In fact, to call London Has Fallen a sequel is a technical truth, but one that is completely overshadowed by a distinct lack of connective tissue. While the central characters were nothing other than raging stereotypical mouthpieces, they’ve literally started from scratch here, using early scenes to set up the characters in the broadest and most unimaginative strokes possible. President Benjamin Acker (what happened to your career Aaron Eckhart?) only speaks in vaguely inspirational platitudes, while Mike Banning (a constantly grimacing, growling, charmless Gerard Butler) is a secret service superhero that only knows how to be paranoid, brutal, and unemotional – all traits that the average jingoistic American loves and admires.

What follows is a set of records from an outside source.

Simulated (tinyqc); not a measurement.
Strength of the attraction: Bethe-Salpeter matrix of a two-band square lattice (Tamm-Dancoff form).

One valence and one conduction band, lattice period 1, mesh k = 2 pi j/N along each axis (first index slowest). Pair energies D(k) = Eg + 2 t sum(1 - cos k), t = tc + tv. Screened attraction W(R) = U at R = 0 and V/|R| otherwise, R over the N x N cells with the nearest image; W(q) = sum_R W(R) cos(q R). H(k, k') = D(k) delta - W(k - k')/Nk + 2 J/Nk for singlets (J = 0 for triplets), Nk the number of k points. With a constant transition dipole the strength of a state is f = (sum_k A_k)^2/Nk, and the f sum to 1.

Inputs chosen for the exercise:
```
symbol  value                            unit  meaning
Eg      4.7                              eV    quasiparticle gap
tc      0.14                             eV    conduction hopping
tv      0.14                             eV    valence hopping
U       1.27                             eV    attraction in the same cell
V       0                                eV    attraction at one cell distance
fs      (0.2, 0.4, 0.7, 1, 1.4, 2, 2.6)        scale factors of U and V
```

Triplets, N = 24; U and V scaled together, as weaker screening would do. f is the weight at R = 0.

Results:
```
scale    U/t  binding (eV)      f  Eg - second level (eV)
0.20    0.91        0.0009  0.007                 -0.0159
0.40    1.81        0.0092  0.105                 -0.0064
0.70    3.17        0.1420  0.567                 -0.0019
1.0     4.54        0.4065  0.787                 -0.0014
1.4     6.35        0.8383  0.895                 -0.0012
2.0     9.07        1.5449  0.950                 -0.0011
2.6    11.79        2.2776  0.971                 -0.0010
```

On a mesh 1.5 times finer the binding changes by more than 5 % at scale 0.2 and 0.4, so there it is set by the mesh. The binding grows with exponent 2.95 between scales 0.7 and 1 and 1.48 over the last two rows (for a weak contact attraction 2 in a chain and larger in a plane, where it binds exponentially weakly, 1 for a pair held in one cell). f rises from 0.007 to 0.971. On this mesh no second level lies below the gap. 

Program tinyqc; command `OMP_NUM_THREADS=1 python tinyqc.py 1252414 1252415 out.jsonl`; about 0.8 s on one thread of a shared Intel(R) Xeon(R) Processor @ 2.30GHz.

Narratively, it’s identical except on a larger scale, and in an “exotic” location i.e. a city with lots of famous landmarks to blow up, that you don’t see get annihilated as often as American monuments. Why bother exploding the White House again when you can just obliterate St. Paul’s Cathedral, the Thames estuary, The Houses Of Parliament, the London Eye etc.? Unfortunately, it’s clearly not filmed in London, and anyone who has even a cursory knowledge of the city’s layout will be baffled and bemused by the large number of screaming geographical inaccuracies. It’s certainly true that the film’s hunger for carnage is insatiable, it’s just a shame that the film’s four (rarely a good sign) screenwriters failed to conjure up any unique setpieces to go along with it. Instead, the entire affair feels like a paint by numbers exercise, a hodgepodge of outdated action movie cliches crudely stapled together and forced to venture into the world alone. It’s such a cynical endeavour that you can literally see the machinery of the production (and everyone involved), just going through the motions.
Israeli-born Swedish director Babak Najafi takes over from Antoine Fuqua (who thought the script wasn’t up to snuff), behind the camera and makes a valiant but dismal effort. All of the film’s structural problems would be forgiveable if the action delivers in pulse-pounding and creative ways, but it doesn’t. At all. The action sequences, the film’s supposed saving grace, are certainly chaotic and somewhat intense, but they are so un-intuitively shot and messy that it’s almost impossible to discern what’s happening. What’s more, the idea is so preposterous (literally hundreds of terrorists infiltrating every single layer of British security forces including half of the London metropolitan police and Buckingham Palace guard) and patently stupid that the film’s attitude is essentially “Fuck everyone who isn’t American and subsequently awesome”. You could argue that a film that claims to be a dumb action movie isn’t interested in making a political statement, but then it should have picked a kinetic style that is more suitable for the genre it’s trying to emulate, because as it stands its a jingoistic power trip shot as an intense “war is hell” style film. In fairness, this approach does culminate in a climatic action sequence that is extremely intense and all handled in a long tracking shot (bolstered with some CGI trickery), featuring an impressive array of moving parts and personnel filling the screen. It’s a shame then that, as with the rest of the film, it’s shot so dark, so as to make the fights indeterminable and frustrating.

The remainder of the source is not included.